I love Persepolis. It goes like this: Girl lives in Iran. Regime change. Relatives killed. Girl sent to school in Europe. Various growing-up adventures. Love, disappointment, despair. Back to Iran. Depression. College. Marriage. Divorce. Back to Europe. The whole thing is entirely episodic, but the strength of her character and of the (often vast) supporting cast carry it through. And I know all of them. Even if they're only in it for ten minutes I know them. This helps pull me into a story I might not relate to at all, otherwise, and makes it unexpectedly personal.

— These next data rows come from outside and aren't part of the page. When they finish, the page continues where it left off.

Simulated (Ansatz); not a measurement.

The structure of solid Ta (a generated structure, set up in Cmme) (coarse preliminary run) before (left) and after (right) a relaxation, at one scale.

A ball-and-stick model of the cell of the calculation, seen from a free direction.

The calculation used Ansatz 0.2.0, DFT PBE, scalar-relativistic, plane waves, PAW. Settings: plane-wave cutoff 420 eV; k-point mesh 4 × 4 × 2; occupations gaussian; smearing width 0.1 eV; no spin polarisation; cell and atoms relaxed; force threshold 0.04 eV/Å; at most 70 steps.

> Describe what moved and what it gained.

I love, love, LOVE Copenhagen. It has three characters. All of it is just them talking. That is literally all it is. They talk in the foyer, they talk in the sitting room, they talk over dinner, they talk in the park, they talk in the future, they talk in the past, but all they do is talk. This is what happens: Man goes over to friend's house. They go for a walk in the park and have a falling-out. Man goes home. That is not a plot! And yet the depth of the characters is sufficient to supply all the tension, conflict, and catharsis of a great story, AS WELL AS illuminating the author's purpose of demonstrating the application of the Heisenberg Uncertainty Principle to people instead of physics, which makes me so giddy I can't even describe it. None of the characters have an arc, and what there is of a central plot consists of them trying to figure out what happened that night, what was said and what wasn't ... they go over it three times, how's that for messed up plot structure? But it is awesome.

None of these follow the 'Hollywood formula,' either. What I mean by plot structure isn't a formula that you can just plug characters and places into, I mean the sort of dramatic structure Aristotle talks about in his Poetics (http://www.cnr.edu/home/bmcmanus/poetics.html), which predates Hollywood by a good 2,200 years.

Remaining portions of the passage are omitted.